In theory, hot spots should not exist, because most data centers have cooling capacity that exceeds the needs of the data center. However, 10% of racks run hotter than recommended reliability guidelines, according to a study done by the Uptime Institute – and the percentage is trending even higher.
From a business standpoint, ignoring the growing problem of hot spots can result in poor server reliability and performance or server damage. Data center operators are always seeking solutions to address the risks, but an incorrect fix can actually create more problems and threaten IT performance. The affects of hot spots can have a negative impact on hardware manufacturer warranties and maintenance agreements as well.
Properly eliminating hot spots requires an understanding of what they really are, their root causes, and how to identify them according to the white paper, "How to Fix Hot Spots in the Data Center."
Understanding hot spots
So what exactly is a hot spot? By definition, it’s a location at the intake of IT equipment where the measured temperature is greater than the expected value as recommended by ASHRAE TC 9.9.
To clarify some common misconceptions, it’s important to realize that a hot spot is not:
- a random hot temperature inside of a data center
- a product of inadequate cooling capacity or excessive heat load
- the result of insufficient cooling capacity in a data center.
Instead, a hot spot arises from the inadequate use of cooling capacity. In other words, ineffective airflow management prevents the delivery of cooling to where it’s needed. A cooling capacity usage assessment can help calculate percentages of airflow in a data center.
Where to find hot spots
Hot spots can occur in different places throughout a data center, but are most often toward the top of a rack. The earlier a data center operator can isolate a hot spot, the better the chances of preventing equipment from overheating and malfunctioning.
Methods for detecting a hot spot include:
- Feel it by walking around: Checking in front of racks while walking around the data center offers the lowest cost but least accurate method.
- Manual measurements: Meters such as plastic temperature strips, a temperature gun, and forward-looking infrared (FLIR) provide better accuracy and quantify the temperature. This is a low-cost yet effective method of locating a hot spot.

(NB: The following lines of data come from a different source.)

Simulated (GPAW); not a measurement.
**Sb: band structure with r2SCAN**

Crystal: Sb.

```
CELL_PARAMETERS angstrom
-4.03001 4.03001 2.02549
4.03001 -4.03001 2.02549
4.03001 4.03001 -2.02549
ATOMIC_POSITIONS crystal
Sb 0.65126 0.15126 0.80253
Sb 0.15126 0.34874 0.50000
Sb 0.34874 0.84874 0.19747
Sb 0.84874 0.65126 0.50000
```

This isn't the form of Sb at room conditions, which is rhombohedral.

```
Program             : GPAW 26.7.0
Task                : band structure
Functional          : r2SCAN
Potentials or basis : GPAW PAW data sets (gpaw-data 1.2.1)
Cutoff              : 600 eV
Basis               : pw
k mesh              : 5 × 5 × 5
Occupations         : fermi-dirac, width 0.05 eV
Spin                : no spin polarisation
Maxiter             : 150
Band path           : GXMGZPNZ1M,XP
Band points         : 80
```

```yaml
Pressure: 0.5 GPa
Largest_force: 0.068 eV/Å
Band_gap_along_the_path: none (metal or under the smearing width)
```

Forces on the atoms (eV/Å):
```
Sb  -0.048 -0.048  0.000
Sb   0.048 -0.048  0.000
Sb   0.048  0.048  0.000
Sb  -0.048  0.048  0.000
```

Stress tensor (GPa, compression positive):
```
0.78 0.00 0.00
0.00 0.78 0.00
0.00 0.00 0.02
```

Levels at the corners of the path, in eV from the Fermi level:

- Automatic monitoring:The best method, automatic monitoring, can display live data to illustrate the thermal conditions of the server or data center. Together with data center infrastructure management (DCIM) software such as StruxureWare, specific personnel can receive real-time alerts via email or text should temperatures reach an undesirable threshold.
Typical actions taken by data center managers after identifying hot spots include placing perforated tiles in hot aisles, positioning racks and perforated tiles close to cooling units, and blowing air across ice into cold aisles. These practices have proven to be ineffective.
Other actions, such as lowering cooling unit set point, placing pedestal fans in front of problem racks, and rolling in portable cooling units are only temporary solutions. The aforementioned practices are common but not recommended, as they do not address the main causes of hot spots: bypass and recirculation.
Examples of best practices
A good practice for fixing hot spots and saving energy involves identifying the problem load and relocating it to a lower-density rack to eliminate a hot spot. Another best practice is rack airflow management, which can eliminate hot spots via the use of blanking panels, side air distribution unit, or rack-mounted, fully ducted air supply unit.
Allowing DCIM to control airflow of cooling units is an additional best practice according to the white paper, but should only be done once adequate air management practices are implemented.